Thursday, April 29, 2004

While building the cloakroom

I've been building a downstairs cloakroom lately.

The warm weather we had was glorious, even the fetid atmosphere that sat over us on Tuesday that ended in a deluge with thunder and lightning. Today the weather has gone back to British best. Overcast, cool, breezing, very North Atlantic. Grey, grey, grey.

Yesterday I was singing and dancing and hammering and building and thinking I could start loving again, and thinking how dangerous such thoughts could be.

Today, I think I'd like to be coddled and tended to by servants.

I am like a cactus, think I. I don't ask for much water (e.g. money). I don't look big up top, but my roots spread far and wide in my own search for nourishment. I don't have a big strong trunk, but being juicy and succulent, I would be eaten alive if I didn't have my prickly spines to protect me. When in my correct element, my fruits are abundant and enjoyed by all passersby.

So what the hell is a cactus doing living in a damp greenhouse (eg. this London climate), where it is least likely to survive? Vulnerable to and attacked by rot and pestilence.

The rot that floats about in and spreads through the air (eg. our media), and rests in the decaying matter that has been shed by wasteful plants that have leaves (eg. the old fallen ideas of the loud squanderers). This is not even rot that produces beautiful mushrooms (eg. the exciting extremes of a decadent society), but lives invisibly and seeks vulnerable hosts like me to feed off parasitically.

The pestilence of blood-sucking aphids, and of soil larvae that emerge to burrow into my roots.

What masochist am I that I should choose to live here?


Like many in my generation, I was in the Seventies and Eighties taught that when it comes to buildings and furniture, old is always better. This movement was probably a reaction to the shabby construction and manufacturing standards that existed in the Fifties and Sixties here. Hence there was a massive trend to restore Victorian houses and buy up anything that was antique. This did great business for Sotheby's and Christie's and neighbourhoods where the owners wanted to fuck off to Majorca.

Well, not everything Victorian was always excellent. I've had to demolish a partition wall to install a doorway for my new cloakroom. This is a 1905 house. After taking off the plaster to reveal the brickwork, I discovered ye olde construction technique that I've heard other people complain about over the years. The brickwork was not in an interlocking pattern that you would expect. In fact, there were vertical timbers every 18 inches (2 brick lengths), and horizontal planks every 4 layers of bricks. In other words, this was actually a timber partition wall with brick infill. The heavier solid expensive bricks were used only on the bottom third of the wall, with the cheaper Swiss Cheese bricks used up on top.
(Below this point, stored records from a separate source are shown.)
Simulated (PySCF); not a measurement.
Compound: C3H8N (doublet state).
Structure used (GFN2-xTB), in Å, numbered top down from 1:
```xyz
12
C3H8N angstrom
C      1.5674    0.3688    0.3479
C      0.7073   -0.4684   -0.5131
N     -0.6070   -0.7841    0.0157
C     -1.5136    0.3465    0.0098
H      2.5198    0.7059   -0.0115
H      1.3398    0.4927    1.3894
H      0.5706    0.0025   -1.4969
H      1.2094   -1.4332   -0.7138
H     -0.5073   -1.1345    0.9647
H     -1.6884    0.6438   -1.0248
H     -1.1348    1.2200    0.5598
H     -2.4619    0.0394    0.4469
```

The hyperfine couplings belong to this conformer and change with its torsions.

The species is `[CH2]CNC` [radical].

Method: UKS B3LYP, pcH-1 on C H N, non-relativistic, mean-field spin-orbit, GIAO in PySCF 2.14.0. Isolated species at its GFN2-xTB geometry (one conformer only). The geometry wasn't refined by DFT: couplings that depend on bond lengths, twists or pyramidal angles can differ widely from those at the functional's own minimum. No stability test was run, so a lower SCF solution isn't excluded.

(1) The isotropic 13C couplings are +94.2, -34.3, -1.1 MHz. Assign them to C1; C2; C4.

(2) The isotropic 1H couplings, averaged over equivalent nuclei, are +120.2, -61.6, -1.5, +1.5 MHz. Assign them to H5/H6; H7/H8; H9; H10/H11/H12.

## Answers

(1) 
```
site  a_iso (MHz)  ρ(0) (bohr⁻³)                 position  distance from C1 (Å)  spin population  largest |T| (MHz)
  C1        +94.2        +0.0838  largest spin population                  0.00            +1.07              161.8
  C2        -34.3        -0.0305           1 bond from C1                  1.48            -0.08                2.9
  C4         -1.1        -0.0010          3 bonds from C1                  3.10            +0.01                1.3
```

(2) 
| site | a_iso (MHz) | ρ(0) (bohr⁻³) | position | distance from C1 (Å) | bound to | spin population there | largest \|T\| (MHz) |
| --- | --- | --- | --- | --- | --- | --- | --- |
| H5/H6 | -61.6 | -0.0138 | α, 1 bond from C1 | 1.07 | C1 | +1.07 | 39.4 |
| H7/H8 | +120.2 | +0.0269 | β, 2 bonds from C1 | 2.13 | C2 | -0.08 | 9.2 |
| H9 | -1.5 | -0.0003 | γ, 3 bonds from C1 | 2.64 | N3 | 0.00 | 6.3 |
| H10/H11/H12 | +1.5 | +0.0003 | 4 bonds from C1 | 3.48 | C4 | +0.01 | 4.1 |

Of course, the mortar was of lime, not of Portland cement, and the bricks all came out with scarcely any encouragement. For those of you who live and use everything around you without bothering to find out where it comes from: Portland cement, the very glue of your built environment, was only invented in the late 19th century. Prior to that, how did anybody build things, even in Roman times, you should wonder? They used lime, which is made from limestone, which is still in use today and which has some advantages, but adhesive strength is not one of them.

Being an analytical sort of person, I puzzled about why they used this wood and brick technique for building a wall. After all, there had to be a reason, and it had to be about money, which had to be about saving time. (These are the constants that run through history, while all else might change). And I figured it out. Lime mortar is quite sloppy, and takes many days or weeks to cure to a reasonably hard state. It does not achieve its full strength for many months. This is unlike Portland cement used today, which is quite hard after only one day. You can't pile bricks up with lime mortar quickly without worrying that the mortar will squish out at the bottom. So you have to put in horizontal timbers to prop up the bricks while they're setting. Then you need vertical timbers to hold up the horizontal timbers.

Just as well I gave up on the romance of Victoriana years ago. I couldn't afford to do it properly, anyway.

Get a load of this blog, which comes out of prison - Clearly Calm. It's going into my blogroll! Geez, they get to use Moveable type, money, money, money. Which reminds me that I saw a whole load of jobs going in the prison at Ashstead Middlesex, paying generous salaries for cooks and gardeners, because they required you to work with/supervise the prisoners. Money, money, money....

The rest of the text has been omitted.